All these gains bear strongly on the key question of who is to be given charge of governing ad rebuilding the New Iraq.
The Americans have been set back by the jumble of political, religious, ethnic and tribal impediments to setting up a functioning, democratic administration. Sketching the broad factions making up Iraqi society indicates the scale of the problem.
The Shiites: American strategists have been initially successful in stabilizing the potential for strife inherent in Iraq’s 14 million Shiites, who form close to 60 percent of the population, and pushing aside the Iranian arm reaching out for positions of influence in the community. However, these successes sufficed to demonstrate that years will be needed to bring democracy. There are two innate problems: 1. The Shiites accept democracy in its most literal form of one man, one vote, because it would take them straight to the helm of government in Baghdad. 2. The community is deeply divided among the various hawaz (religious courts or authorities), each headed by a senior cleric. The Shiites, unlike the Sunnis or Jews, maintain a form of democracy that allows the individual believer to choose the hawaz he follows. This freedom of choice is called taqalib. With this degree of autonomy, it is hard to see how the different hawaz leaders can be persuaded to come together on the form their representation will take in the future central federal government.
The Kurds: The two leading factions, Jalal Talabani’s Patriotic Union of Kurdistan – PUK and Masoud Barzani’s Kurdish Democratic Party – KDP, have planted themselves squarely in the two northern oil cities of Mosul and Kirkuk and are proving difficult for the Americans to dislodge. US forces are also finding it hard to stop the armed clashes between the Kurds and the local Arab Sunni tribal militias, many of whom colonized Kurdish areas as part of Saddam Hussein’s Arabization program. It is hardest of all to deter Turkey from joining the fray in northern Iraq with a view to grabbing the oil fields on the pretext of aiding the Turkoman minority. As in the south, pacification is likely to be a protracted process.

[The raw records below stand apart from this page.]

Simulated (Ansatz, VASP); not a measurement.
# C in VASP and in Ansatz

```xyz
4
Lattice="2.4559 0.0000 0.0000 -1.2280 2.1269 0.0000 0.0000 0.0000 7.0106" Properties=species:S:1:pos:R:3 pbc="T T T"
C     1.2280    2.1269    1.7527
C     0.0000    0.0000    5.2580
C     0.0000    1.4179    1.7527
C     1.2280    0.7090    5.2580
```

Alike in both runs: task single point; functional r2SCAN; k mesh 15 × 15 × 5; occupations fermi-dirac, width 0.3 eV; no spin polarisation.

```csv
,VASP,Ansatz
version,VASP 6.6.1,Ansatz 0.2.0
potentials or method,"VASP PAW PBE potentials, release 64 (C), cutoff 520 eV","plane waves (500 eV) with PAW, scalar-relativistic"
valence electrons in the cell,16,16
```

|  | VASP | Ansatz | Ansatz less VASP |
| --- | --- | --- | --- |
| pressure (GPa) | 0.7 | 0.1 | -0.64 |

Although no American official has said a word on the subject – interim US administrator retired general Jay Garner certainly never raised this option at the second gathering he called of prominent Iraqis this week – it is beginning to look as though the only organized Iraqi force that does not need to be pacified and is capable of getting down without delay to the tasks of restoring order and reconstruction may turn out to be the thousands of Iraqi generals, their subordinates and men, who shed their uniforms in the war and went home.
The conscription of Iraqi ex-soldiers army for national tasks would necessitate:
A. Vetting and sorting an extremely large body of men to unearth those with potential for becoming efficient civil servants and to weed out Saddam loyalists.
B. Keeping them out of reach of Saddam and his sons.
C. Teaching them to work within the democratic structures Washington is charting for post-war Iraq.
D. Gradually preparing Iraq’s ethnic and religious communities for integration in the national ruling administration.